Moore’s Law is not dead, but it has clearly reached old age, and no fundamental technology has emerged to replace it. Whatever comes next is likely to challenge old assumptions both for technologists and society at large.
That was one of the conclusions from an IEEE symposium here here exploring the 20-year technology horizon.
All three morning panelists here agreed Moore’s Law is approaching an end, and it’s not clear what enabling technology could replace it as an engine of exponential technology growth.
“We are no longer on the exponential free ride called Moore’s Law… so we will look for other opportunities that will not be exponential and then shift to something that will change our assumptions,” said Thomas Sterling, a supercomputer guru and professor at Indiana University.
He predicted new kinds of devices and non Von Neumann computer architectures will be adopted in the next 20 years as today’s chips and computers run out of gas. In the meantime, “we continue to make computers based on ideas from 40 years ago,” he said.
Sterling and others agreed that even with today’s technology, there is still opportunity for orders of magnitude improvements in energy efficiency. “The vast majority of energy cost today is in data movement between chips,” said Sterling.
IBM researcher Wilifried Haensch said neuromorphic systems patterned on the human brain look like the most promising bet for post-CMOS advances. “For pattern recognition in big data, this could be a game changer,” he said. The approach requires a switch to analog computing, a power-hungry technique that requires research in new materials. Current work focuses on creating devices that could mimic a synapse, he said.
Nextbigfuture has closely tracked neuromorphic development. Development seems to be on track to human brain scale neuromorphic systems with 20 billion neurons and 200 trillion synapses in 2019 or 2020.
Carbon nanotubes are seeing a resurgence of interest among researchers. Haensch showed concepts for using them to grow 3D structures on silicon wafers as an alternative to chip stacks using through-silicon vias. “The only fundamental road block is that there are no tools to get a reasonable contact at small dimensions,” he said.

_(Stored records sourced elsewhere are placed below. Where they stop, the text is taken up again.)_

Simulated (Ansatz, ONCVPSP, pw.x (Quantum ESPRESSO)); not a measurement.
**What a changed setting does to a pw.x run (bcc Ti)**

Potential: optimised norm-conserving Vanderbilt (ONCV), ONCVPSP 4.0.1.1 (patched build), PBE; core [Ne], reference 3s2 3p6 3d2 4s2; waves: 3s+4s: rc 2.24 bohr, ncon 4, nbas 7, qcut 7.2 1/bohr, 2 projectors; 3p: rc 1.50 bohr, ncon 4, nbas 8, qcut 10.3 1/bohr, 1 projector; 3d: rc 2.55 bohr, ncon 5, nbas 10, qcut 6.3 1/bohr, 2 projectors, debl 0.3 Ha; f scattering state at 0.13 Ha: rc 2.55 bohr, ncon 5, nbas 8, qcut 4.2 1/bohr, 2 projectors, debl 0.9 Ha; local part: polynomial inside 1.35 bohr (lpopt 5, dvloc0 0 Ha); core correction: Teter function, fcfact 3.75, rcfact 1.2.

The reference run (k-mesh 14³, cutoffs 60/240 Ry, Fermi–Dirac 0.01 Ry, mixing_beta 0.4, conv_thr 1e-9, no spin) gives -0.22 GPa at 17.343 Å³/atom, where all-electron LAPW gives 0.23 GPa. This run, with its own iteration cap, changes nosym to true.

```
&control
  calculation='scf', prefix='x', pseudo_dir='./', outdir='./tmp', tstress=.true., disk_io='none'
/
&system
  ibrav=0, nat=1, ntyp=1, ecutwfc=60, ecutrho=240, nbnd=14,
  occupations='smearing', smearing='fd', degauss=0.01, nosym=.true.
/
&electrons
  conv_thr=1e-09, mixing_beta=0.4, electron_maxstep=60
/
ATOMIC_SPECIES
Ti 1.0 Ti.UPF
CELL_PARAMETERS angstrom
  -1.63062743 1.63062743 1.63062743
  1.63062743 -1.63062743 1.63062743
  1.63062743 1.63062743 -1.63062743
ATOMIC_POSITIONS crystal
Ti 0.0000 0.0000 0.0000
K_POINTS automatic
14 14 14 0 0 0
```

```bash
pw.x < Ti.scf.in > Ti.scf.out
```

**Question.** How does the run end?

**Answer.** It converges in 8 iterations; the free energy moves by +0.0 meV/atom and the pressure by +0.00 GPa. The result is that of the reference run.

He also discussed other options such as adiabatic and quantum computing that so far seem less promising.
Nextbigfuture believes the potential of adiabatic and quantum computing will become more clear over the next two to eight years
Google is working on variations of superconducting qubits with error correction architectures and longer coherence times.
There are entirely different physical structures that will be applied to quantum computing and several of those will be scaled to try to achieve superior performance.